I spent some time in Starbucks today and didn't have my laptop. Half of me felt about as guilty as a human being can feel because I have a T-Mobile hotspot subscription and I could actually feel the WiFi passing through me. I had lots of ideas to blog but I had no outlet.

So I did what other people seem to do when they have no broadband access, I picked up a New York Times and started reading. I came across a story that confirms something I have been writing about for a while. The title of his article is Dangling Broadband From the Phone Stick and it is really well written and has logic and facts to back it up.

Summing up the article is easy. Broadband choice is missing. There are few choices and the article could have been titled, Consumers get the Short End of Broadband Stick.

Here is the first few paragraphs:

To gauge the potential consumer impact of the consolidation sweeping the telephone industry, look no further than the silver-toned plastic phone gathering dust on the desk in Justin Martikovic's studio apartment.

Mr. Martikovic, 30, a junior architect who relies on a cellphone for his normal calling, says he never uses the desk phone - but he pays $360 a year to keep it hooked up.
"I have to pay for a service I'm never using," he said.

He has no choice. His telephone company, SBC Communications, will not sell him high-speed Internet access unless he buys the phone service, too. That puts him in the same bind as many people around the country who want high-speed, or broadband, Internet access but no longer need a conventional telephone. Right now, their phone companies tend to have a "take it or leave it" attitude.

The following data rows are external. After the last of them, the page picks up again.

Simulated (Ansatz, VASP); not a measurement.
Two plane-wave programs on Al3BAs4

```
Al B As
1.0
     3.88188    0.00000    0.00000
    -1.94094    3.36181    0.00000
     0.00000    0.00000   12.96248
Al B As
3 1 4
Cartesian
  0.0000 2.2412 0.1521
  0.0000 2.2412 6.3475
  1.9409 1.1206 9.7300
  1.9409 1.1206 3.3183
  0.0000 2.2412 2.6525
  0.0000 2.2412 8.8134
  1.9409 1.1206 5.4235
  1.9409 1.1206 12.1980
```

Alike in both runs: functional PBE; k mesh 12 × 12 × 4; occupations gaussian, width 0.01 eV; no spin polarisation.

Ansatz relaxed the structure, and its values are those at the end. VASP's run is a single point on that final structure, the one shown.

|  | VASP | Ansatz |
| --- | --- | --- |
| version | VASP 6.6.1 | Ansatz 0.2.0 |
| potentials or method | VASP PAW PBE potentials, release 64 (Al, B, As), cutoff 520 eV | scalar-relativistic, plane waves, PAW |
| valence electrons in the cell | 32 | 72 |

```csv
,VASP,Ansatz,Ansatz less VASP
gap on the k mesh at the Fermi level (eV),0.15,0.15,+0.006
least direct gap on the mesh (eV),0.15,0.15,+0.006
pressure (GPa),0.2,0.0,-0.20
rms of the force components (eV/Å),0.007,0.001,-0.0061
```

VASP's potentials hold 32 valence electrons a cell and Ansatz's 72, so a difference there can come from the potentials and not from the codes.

Consumers "are not forced to go with SBC," said Michael Coe, a company spokesman. "If they just want a broadband connection, I'd recommend they look around for people who can provide just a broadband connection."

The nation's other two largest phone companies, Verizon Communications and BellSouth, have similar policies: broadband service is available only as a bundle with phone service.

There is a tremendous lack of broadband competition in the US. I tell this to reporters every time I get a chance and they seem to gloss over it. There is a major problem for consumers in the US.

Broadband access is essential. It is critical. It is the future of the world's economy yet we have almost no choices.

I compare this phase of broadband in the US to the automobile industry in the sixties and seventies. Detroit pumped out millions of cars that were good for a few years before they became junk. They didn't start too well. They had limited quality control and GM, Ford and Chrysler didn't care.

Only when the Germans and Japanese got into the game did consumers get better cars. These are some of the issues that Kevin Martin will hopefully address as new head of the FCC.

The article that sparked this entry is a good read. In fact at a certain point it allows a Verizon executive to vent about why they don't offer "naked" DSL.

"It's just very complex," said Michael D. Poling, Verizon's vice president for broadband operations and processes for Verizon. "It's changing the guts of the systems and processes we've built for five years."

Here are a few more paragraphs a bit later on:

But the smallest of the Bells, Qwest, which operates primarily in the Rocky Mountain states and is struggling to grow, has been willing to offer à la carte broadband for more than a year.

Richard C. Notebaert, the company's chief executive, said Qwest spent just three days and $134,000 to get regulatory approval to offer the service, now a year old. The company now has around 25,000 stand-alone broadband customers.

"We've had no technical problems; we've had no billing problems," he said. "If the consumer wants it, why are you stiffing them?"


Broadband is too important to allow ILECs and cable companies alone to control it. These companies have made tremendous investments... That is true. But we have to have more broadband choices. I hope compromise can be reached, allowing incumbent carriers to protect their investments while allowing increased competition to take place in a manner that is fair to the new entrants and most importantly, the consumer.